Comic-Con Etiquette: Getting Sketches from Artists at Conventions

A column article, Comics Bulletin Soapbox by: Nathaniel MacDonald
If you're hitting the San Diego Comic-Con this year, you're going to be walking the same floor as some of your favorite industry professionals. You might sidle up to their table to strike up a conversation or to buy their new book. You might also be looking for something no one else can get their hands on. You might be there to get unique sketches from some of your favorite artists.

That's a great idea. I like where you're going with this. See, most artists go to conventions with the mindset that they're going to get some drawing done. Yes, they're there to have fun, meet people, and sell goods, but many of them will draw you something if you ask nicely. Let's talk about how to make that a reality.

This guide has two main aims. First, I want you to fill your sketchbook with some nice art from people you like and admire. Second, I'd like this experience to go as smoothly as possible for you and everyone else involved.


Your artist should still be in a good mood after you've asked for something.


Most of my experience comes from soliciting free sketches, but there's definitely something to be said for paid artwork. Besides supporting the artist, you'll generally get a nicer finished product if you spend a little money.
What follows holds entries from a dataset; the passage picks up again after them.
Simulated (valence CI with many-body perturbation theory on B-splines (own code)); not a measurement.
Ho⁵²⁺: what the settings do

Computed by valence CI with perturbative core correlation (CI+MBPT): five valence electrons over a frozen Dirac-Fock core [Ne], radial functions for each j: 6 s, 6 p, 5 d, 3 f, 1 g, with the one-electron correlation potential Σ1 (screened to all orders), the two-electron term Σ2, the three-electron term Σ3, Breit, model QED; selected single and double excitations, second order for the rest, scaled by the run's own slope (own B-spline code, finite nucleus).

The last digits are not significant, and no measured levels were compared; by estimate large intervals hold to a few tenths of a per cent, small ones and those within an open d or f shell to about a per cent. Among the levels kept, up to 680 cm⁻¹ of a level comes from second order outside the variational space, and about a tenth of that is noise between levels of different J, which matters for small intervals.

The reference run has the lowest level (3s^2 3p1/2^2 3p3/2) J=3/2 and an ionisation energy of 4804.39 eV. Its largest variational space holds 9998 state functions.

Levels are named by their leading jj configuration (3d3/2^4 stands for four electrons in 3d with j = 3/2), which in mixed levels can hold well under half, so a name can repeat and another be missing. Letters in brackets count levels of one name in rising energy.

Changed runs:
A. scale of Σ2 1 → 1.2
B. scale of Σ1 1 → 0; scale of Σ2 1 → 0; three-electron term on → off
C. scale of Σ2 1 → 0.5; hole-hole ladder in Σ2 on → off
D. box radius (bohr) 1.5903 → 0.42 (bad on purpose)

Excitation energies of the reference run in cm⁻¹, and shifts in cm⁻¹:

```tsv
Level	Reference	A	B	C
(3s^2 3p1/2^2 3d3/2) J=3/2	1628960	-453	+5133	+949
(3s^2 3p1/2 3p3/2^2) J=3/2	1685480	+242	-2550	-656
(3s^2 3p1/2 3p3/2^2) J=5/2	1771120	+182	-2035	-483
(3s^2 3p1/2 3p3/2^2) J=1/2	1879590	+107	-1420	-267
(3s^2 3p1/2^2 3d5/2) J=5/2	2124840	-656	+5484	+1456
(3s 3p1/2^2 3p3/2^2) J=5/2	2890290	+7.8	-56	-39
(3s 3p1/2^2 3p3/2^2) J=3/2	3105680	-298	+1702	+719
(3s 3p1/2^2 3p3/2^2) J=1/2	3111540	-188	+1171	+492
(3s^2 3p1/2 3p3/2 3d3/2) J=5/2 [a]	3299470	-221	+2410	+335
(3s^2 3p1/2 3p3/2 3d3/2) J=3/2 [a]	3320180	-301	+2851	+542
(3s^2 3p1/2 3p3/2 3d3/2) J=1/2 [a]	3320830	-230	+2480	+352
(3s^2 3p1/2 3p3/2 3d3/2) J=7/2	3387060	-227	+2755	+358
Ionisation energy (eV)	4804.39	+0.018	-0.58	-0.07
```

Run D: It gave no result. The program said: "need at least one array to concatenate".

So, let's break it down into a few easy things to remember, starting with the need to...

Be Polite!

This really doesn't need to be said, but be nice to the person drawing for you. In fact, take this a step further and be nice to everyone around you. No one wants to waste their artistic efforts on a jerk. Soothe their fears by being a classy dude or lady. As a bonus, you'll help decrease the sum total of human suffering on the convention floor. Alright!

Make It Personal

Find something nice to say. If you're a huge fan of this artist's work and have read everything they've ever done, this shouldn't be too hard. You can probably list a few things you really like about their body of work. If you're only loosely familiar with who they are and what they do, take the time to learn. Ask some questions! If you can reinforce the fact that they're drawing something for a fan, they'll likely put the extra effort in. More importantly, you'll enjoy your sketch that much more if you have a cool encounter with the person behind the pen.

Respect Their Time

Most sketches are brief by necessity. No matter how long a convention is, time always runs a bit short. Artists often have schedules that they must adhere to. Whether they're talking on a panel or needed at another booth, they'll eventually have somewhere they need to go. At some point, your intended artist is going to want to walk around, talk to people, or sell some goods. You should give them the time they need to do other stuff. That means approaching them early, or waiting for a free moment, or even leaving your sketchbook with them to complete a sketch at their leisure. Not only are you giving them the breathing room they need, but you'll usually end up with a nicer sketch.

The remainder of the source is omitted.